It is essential for the country to prepare for the post-hydrocarbon era.
When Emmanuel Macron declared in Algiers that colonization was a crime against humanity, this was both a contradiction of history and political grandstanding, the same event being judged to be a “civilizing element” in Paris and condemned as an “act of barbarism” on the other side of the Mediterranean. It shows how dangerous it is for politicians to instrumentalize history, for history will have its revenge and, as Kamel Daoud points out, is best left to historians. Such an illl-considered remark legitimizes the propaganda of the Algerian dictatorship which is always on the lookout to mobilize conflicting memories in an attempt to obscure its own failure.

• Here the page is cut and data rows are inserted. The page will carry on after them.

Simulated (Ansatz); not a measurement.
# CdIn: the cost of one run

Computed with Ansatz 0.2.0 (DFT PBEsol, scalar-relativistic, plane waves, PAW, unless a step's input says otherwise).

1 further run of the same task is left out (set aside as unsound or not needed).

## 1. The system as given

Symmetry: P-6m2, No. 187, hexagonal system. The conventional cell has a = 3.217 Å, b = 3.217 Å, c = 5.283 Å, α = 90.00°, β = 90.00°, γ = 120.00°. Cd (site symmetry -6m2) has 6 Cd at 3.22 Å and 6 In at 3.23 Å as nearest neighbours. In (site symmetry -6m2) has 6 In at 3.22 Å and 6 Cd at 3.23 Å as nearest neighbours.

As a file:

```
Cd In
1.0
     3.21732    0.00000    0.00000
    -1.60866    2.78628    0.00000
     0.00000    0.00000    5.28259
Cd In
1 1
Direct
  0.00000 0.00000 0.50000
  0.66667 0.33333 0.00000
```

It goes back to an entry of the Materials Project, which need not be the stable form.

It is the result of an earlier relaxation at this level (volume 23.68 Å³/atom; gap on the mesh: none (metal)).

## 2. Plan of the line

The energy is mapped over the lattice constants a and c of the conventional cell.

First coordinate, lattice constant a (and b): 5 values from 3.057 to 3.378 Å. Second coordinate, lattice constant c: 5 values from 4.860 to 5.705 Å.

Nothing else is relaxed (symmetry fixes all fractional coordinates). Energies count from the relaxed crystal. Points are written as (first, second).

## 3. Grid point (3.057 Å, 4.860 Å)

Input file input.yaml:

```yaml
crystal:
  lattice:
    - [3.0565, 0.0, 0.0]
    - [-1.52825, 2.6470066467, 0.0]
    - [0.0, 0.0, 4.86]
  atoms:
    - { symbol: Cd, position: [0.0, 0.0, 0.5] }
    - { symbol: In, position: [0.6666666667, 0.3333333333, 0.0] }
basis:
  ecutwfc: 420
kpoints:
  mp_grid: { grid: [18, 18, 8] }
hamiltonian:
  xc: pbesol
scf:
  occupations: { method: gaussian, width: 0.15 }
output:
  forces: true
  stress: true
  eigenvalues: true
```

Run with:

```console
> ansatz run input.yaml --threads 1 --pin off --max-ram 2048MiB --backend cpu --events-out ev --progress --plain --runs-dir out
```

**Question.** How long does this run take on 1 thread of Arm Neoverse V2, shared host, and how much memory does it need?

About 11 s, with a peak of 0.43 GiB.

The general election in April will be decisive in enabling the country to bring the political system out of the coma in which it been engulfed ever since the surreal re-election in 2014 of Abdelaziz Bouteflika, a man who has been in power since 1999 and yet now unable to move about or to express himself. Although the FLN is certain to retain the majority of the 479 seats in parliament, developments in the power struggle between the different factions are beginning to foreshadow a post-Bouteflika era.
Fifty-five years after independence, Algeria is an extremely rich country whose people have been ruined by its leaders. It is a textbook case of a dual curse: raw materials plus socialism. This is the largest country in Africa and occupies a strategic location between Africa and Europe. it has exceptional resources – in hydrocarbons, which make it number three in the league table of the world’s gas exporters – and in the mining and agriculture sectors as well. This makes it even more scandalous that the Algerian people are suffering such poverty, unemployment, oppression and violence on a daily basis. In the 2020s, Algeria will have a population exceeding 20 million, but growth, officially put at 3%, depends totally on hydrocarbons which generate 97% of export income and 60% of public revenues. The grey economy represents a third of all activity. The overall unemployment rate is 25% of the working population, and half of all young people with university degrees are unemployed. After the terrible civil war of the 1990s, a semblance of public order was restored only by making increased concessions to the Islamists and increasing social benefits, which take up 26% of GDP. Corruption is endemic. Illegal capital outflow exceeds 40 billion dollars per year.
Since 2014, the collapse of oil prices has given the death blow to this intolerable rentier economy and brought about a triple deficit. The public deficit rose to 30 billion dollars in 2016, i.e. 24% of GDP. The trade deficit is more than 20 billion dollars. The current account deficit is 8% of GDP. Instead of getting the measure of the revolution in the energy market, the regime has resorted to expedients: massive devaluation of the dinar, assumption of external debt, and the use of exchange reserves, which have decreased from 185 to 110 billion dollars. These reserves will have been exhausted by 2020, because the imports essential to meet the basic needs of the population cost 60 million dollars per year.
After independence, the country opted for a one-party dictatorship under the influence of the army – which has a 11.3 billion dollar budget that is the the highest in Africa – and for a planned economy, but both paths have proved to be dead ends. A new civil war is looming. In the world ranking for business climate, Algeria occupies only the 153rd place – it has been reduced to the distressing status of being the least free Arab economy after Syria. The Algerian regime is in the final stages of a terminal illness. It is developing into an Islamic démocrature (a combination of democracy and dictatorship) without any strong leader – torn between the FLN, the oligarchs and the army.
Algeria is where the USSR was at the time of perestroika. The regime is too strong to be overthrown but too weak to reform itself. Any reforms required by the modernization of the country would involve the fall of the dictatorship. There is no choice for Algeria but to prepare for the post-hydrocarbon era, which means going from a rentier economy to a production economy, by means of privatization, liberalization of the labor market and opening the economy to foreign investment. It would then have an opportunity to become Europe’s workshop.
Instead of enflaming passions and fears, France and the rest of Europe must work out a long-term strategy with regard to Algeria, and learn from the mistakes made in Libya and Syria. The transition toward a market economy deserves to be encouraged at all costs; making Algeria into an emerging country with intensive growth is the best way to counteract social deprivation, fanaticism and violence. There is an Algerian proverb that says, “It is God’s way to go slowly and Satan’s way to be hasty.” However, there has to be speedy action if we want to defuse the Algerian bomb.